Practical artificial intelligence (AI) use cases and applications in buy-side reconciliation and post-trade operations are prevalent, yet many have yielded uneven and questionable results. AI can go only so far to autonomously solve the operational problems investment management firms face. The solution? An intelligence augmentation (IA) approach to AI.

Artificial intelligence (AI) is a ubiquitous term that can mean different things to different people. At its basic level, AI mimics human cognition by independently processing, reasoning and creating results faster than a person can. While some progress has been made in the financial industry, one cannot assume that AI and machine learning (ML) algorithms will fix every problem – especially complex problems investment managers face every day.

Instead, people must always play a key role in the AI equation to create intelligence augmentation (IA) to yield the most benefit. Although the underlying technologies that fuel AI and IA appear identical, their approaches to meeting goals can be very different. AI looks to build solutions without human involvement, while IA attempts to build solutions that make humans better at their job.

Why Intelligence Augmentation?

Also known as intelligence amplification, cognitive augmentation, machine augmented intelligence and enhanced intelligence, IA has a long history of success since it uses technology to extend the capabilities of the human mind. IA leverages AI and ML to supplement human intelligence while allowing humans to play a crucial role in the decision-making process. 

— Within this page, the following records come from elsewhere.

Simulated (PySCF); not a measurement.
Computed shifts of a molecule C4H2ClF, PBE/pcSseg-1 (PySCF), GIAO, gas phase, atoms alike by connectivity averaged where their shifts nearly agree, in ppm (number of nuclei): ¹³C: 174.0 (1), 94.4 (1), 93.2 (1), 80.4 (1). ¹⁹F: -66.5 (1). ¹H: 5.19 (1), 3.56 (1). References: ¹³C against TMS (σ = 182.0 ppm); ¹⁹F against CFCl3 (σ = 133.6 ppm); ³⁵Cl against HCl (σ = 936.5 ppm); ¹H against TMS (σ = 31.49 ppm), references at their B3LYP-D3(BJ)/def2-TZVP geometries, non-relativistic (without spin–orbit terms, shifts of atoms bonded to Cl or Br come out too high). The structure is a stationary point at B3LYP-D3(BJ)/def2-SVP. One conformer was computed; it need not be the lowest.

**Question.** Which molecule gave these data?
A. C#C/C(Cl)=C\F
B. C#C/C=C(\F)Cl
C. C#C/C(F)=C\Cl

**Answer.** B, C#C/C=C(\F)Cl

In addition, AI focuses on confirming or improving work that has already been done, or reacting to events that have already happened. For example, in the investment management space, AI may react to exceptions that have occurred rather than eliminate exceptions from even happening, which could create more work for operations teams. As a result, AI still has not reached critical mass in its ability to solve problems or reduce workloads in the financial services and other industries.

How IA Can Help the Buy Side

The investment management community is in the middle of a technology renaissance driven by shifts in investment strategies that cause greater complexity, and higher trading volumes. In addition, investment managers are facing increased regulatory oversight, investor due diligence and margin compression. By enhancing the work of their human counterparts through an IA-driven approach, AI/ML automation projects have the potential to dramatically improve many buy-side operations processes – particularly data quality and reconciliation.

Many vendors have established experimental labs to identify and address reconciliation use cases for data mapping and normalization, matching and investigations using AI or ML. In each of these use cases, the value of inserting the collective experience of people who have accumulated and contributed a wealth of business and industry knowledge over time cannot be ignored. The question is, how can we capture and leverage that experience to make the best use of AI/ML technology to augment human intelligence rather than replace it?

Take failed trades, for example. Through our experience thus far, we know there is a big difference between AI determining the reason for a failed trade, and IA detecting the likelihood of a trade failing based on a range of conditions and data such as collateral held, securities lending, or stale settlement instructions. The approaches AI and IA take are fundamentally different. Would you rather find the root cause of fails that already happened, or reduce the number of fails and reconciliations? Both are equally important.

Electra’s Approach

Electra has adopted an IA approach that combines the latest AI/ML technology, incorporating human experience and AI learning, with several decades of buy-side operations knowledge and experience in mapping and normalization to optimize the AI component that drives process improvements.

Our AI Research Lab was established to explore industry use cases and pioneer models, statistical and ML tools, computational algorithms and software to address the specific challenges that arise in buy-side markets. The AI Research Lab team combines expertise in core areas such as ML, optimization, data science and algorithms with a deep understanding of financial markets and institutions to make fundamental advances in automation and bring them to the community as market-ready tools.

Here is a summary of the AI/ML capabilities already available today in our reconciliation solution and how they improve the overall reconciliation experience: 

  • Data Mapping and Normalization – By utilizing ML to interpret new reconciliation data sources, our solution determines file formats and layouts to automate processing while leveraging our access to bank and broker reconciliation data – more than 1,300 global sources providing over 3,300 unique data feeds. 
  • Matching – With more than 100 investment managers reconciling every asset class imaginable using Electra Reconciliation, we combine industry best practices for matching with standard, pre-configured matching logic for a wide range of simple and complex asset and transaction types. 
  • Investigations– As the only known solution awarded a patent for intelligently integrating cash, transactions, positions and research information to expedite the investigations process, it automatically suggests the root cause of breaks by accessing relevant data sources.

We expect to discover and explore more use cases for AI/ML that go far beyond identifying a break's root cause. By exposing more and more data to the process, AI and ML will become more of a problem prevention tool rather than a problem detection tool. 

Conclusion

In the investment management industry, where knowledge and experience are highly specialized and complex, AI can go only so far without the human component. With an IA approach to guide the way, all the knowledge gained from years of experience across many individuals and firms can be put into practice to make AI/ML smarter, make a complicated landscape simpler, and maximize the impact and return on investment from AI.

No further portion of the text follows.